Difficult to Avoid: Supreme Court Leans Against Avoidance Actions
A review of the two bankruptcy law decisions issued by the Supreme Court in its most recent term (Mission Product Holdings Inc. v. Tempnology, LLC and Taggart v. Lorenzen) shows that the Court may be tilting against avoidance actions in ways that should provide comfort to avoidance defendants.
Mission Product Holdings Inc. v. Tempnology, LLC
Mission Product resolved a circuit split regarding the intersection of bankruptcy law and intellectual property law and provided protection to licensees of trademarks against rejection of the license in the event of a licensor bankruptcy. The case concerned the consequences of the rejection by debtor/licensor Tempnology of a prepetition nonexclusive worldwide license to use a trademark for athletic apparel, which had been granted to licensee Mission Product Holdings. The debtor contended that the rejection had the consequence of terminating the license. Mission Product contended that its rights as licensee survived rejection. The bankruptcy court sided with the debtor but was reversed by the bankruptcy appellate panel. The First Circuit Court of Appeals reinstated the bankruptcy court’s opinion.
The Supreme Court reversed, ruling for the licensee by an 8-1 margin. (The dissenting vote was based on mootness concerns rather than a dispute on the merits.) The decision noted that under Code section 365, the rejection of any executory contract (such as a trademark license) is deemed to be a breach of the contract but does not have the effect of terminating the contract. The Court reasoned that the consequences of a breach are generally determined by state law, and while state law may give the non-breaching party the option of terminating the contract following breach, termination does not result simply due to the breach. In the context of a rejection of a trademark license, that result means that the rejection “does not revoke the license or stop the licensee from doing what [the license] allows.”
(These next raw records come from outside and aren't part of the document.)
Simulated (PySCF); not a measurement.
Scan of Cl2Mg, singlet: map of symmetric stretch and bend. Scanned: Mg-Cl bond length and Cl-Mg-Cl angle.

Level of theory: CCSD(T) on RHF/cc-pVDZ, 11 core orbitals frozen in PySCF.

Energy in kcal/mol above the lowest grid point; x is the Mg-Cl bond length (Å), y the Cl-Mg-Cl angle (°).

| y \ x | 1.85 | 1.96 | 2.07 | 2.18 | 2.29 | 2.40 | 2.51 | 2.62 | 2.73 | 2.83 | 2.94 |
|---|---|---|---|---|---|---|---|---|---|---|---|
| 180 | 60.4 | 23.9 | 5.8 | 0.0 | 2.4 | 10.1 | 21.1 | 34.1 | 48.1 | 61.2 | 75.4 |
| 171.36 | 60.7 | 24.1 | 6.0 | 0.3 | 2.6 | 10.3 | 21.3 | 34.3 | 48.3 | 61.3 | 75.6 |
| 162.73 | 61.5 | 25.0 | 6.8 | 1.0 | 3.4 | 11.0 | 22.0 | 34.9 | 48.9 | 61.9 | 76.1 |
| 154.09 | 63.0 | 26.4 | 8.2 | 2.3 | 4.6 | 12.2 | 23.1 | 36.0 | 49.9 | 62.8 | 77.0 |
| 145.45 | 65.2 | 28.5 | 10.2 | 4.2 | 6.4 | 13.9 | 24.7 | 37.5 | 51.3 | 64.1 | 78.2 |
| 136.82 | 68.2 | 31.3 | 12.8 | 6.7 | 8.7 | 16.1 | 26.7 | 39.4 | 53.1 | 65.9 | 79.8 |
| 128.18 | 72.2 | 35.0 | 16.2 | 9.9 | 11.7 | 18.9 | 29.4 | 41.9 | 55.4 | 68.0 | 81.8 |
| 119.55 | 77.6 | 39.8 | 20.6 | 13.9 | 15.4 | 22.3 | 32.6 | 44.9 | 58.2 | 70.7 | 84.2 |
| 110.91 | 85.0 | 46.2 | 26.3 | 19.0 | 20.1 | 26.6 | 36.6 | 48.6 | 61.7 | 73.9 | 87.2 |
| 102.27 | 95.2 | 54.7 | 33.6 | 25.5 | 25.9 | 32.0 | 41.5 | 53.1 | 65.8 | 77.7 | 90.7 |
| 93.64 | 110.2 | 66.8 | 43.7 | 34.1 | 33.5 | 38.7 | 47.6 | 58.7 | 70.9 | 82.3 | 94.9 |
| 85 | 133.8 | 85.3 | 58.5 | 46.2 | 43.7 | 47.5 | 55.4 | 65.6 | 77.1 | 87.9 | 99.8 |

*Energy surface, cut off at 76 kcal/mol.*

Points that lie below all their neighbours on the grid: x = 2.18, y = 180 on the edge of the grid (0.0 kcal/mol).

Going forward, licensees of trademarks need not fear that the bankruptcy of a licensor could lead to a premature termination of the license. Conversely, debtors and trustees of estates with trademark licenses will have less leverage to obtain value from those licenses for the benefit of the estate.
Taggart v. Lorenzen
Taggart established a standard for holding a creditor in contempt for violation of a bankruptcy discharge injunction. After Taggart had filed a chapter 7 petition and had received a discharge, a creditor sought from a state court an attorneys’ fee award regarding prepetition litigation; the parties disputed whether the debtor had “returned to the fray” post-discharge, thereby waiving the discharge. The Ninth Circuit Court of Appeals held that a creditor that has violated the discharge injunction should not be held in contempt where the creditor had a good faith belief that the debtor had waived the discharge injunction. In a unanimous decision, the Supreme Court chose instead an objective standard under which contempt would be appropriate “when the creditor violates a discharge order based upon an objectively unreasonable understanding” of the applicable law or the scope of the discharge order.
Consequences for Avoidance Actions and the Safe Harbor
The Supreme Court’s 2018 Merit Management decision (discussed in our prior alert), which concerned the scope of the Bankruptcy Safe Harbor defense to avoidance actions, was based on a “plain language” approach and disclaimed any dispositive effect for legislative history or policy considerations. However, in neither Mission Product nor Taggart was the Court’s ruling determined by the plain language of the Bankruptcy Code. To the contrary, the Court’s reasoning in Taggart was based upon an analysis of general federal equity practice and supported by policy and prudential considerations, such as which standard would lead to more litigation and whether such litigation would be expected to be in federal or state courts. Likewise, in Mission Product, the Court first reviewed state contract law and then supported the result with an analysis of the consequences of the alternative interpretations proffered by the parties.
More broadly, as noted in our prior alerts (see here and here), the arguments in Safe Harbor cases often invoke the imputed policies of the Bankruptcy Code and whether the avoidance provisions should be interpreted broadly or narrowly. Mission Product provides strong support for the proposition that avoidance powers should be interpreted narrowly. In critiquing debtor Tempnology’s position (that is, that rejection would rescind the license), the Court reasoned that rescission would be the “functional equivalent” of an avoidance of the license and concluded that such a result would be improper, because it would produce the effect of an avoidance even though the debtor had not established the predicates required for avoidance. Indeed, the opinion stressed that the Bankruptcy Code has “stringent” limits on avoidance, which can be invoked only in “narrow circumstances.”
Further tilting the policy arguments against debtors, the Court held that assisting debtors is not a relevant policy consideration. Taggart stated that its resolution “strikes the careful balance between the interests of creditors and debtors that the Bankruptcy Code often seeks to achieve.” Likewise, Mission Product specifically rejected the debtor’s arguments based on the purported legislative purpose of facilitating reorganizations, noting that its decision might make it more difficult for debtors to reorganize but reasoning that the Bankruptcy Code contains a “balance among multiple interests.”
The full effect of these decisions has yet to be explored, but the trend seems auspicious for defendants who are looking to the Safe Harbor to defend avoidance claims against them.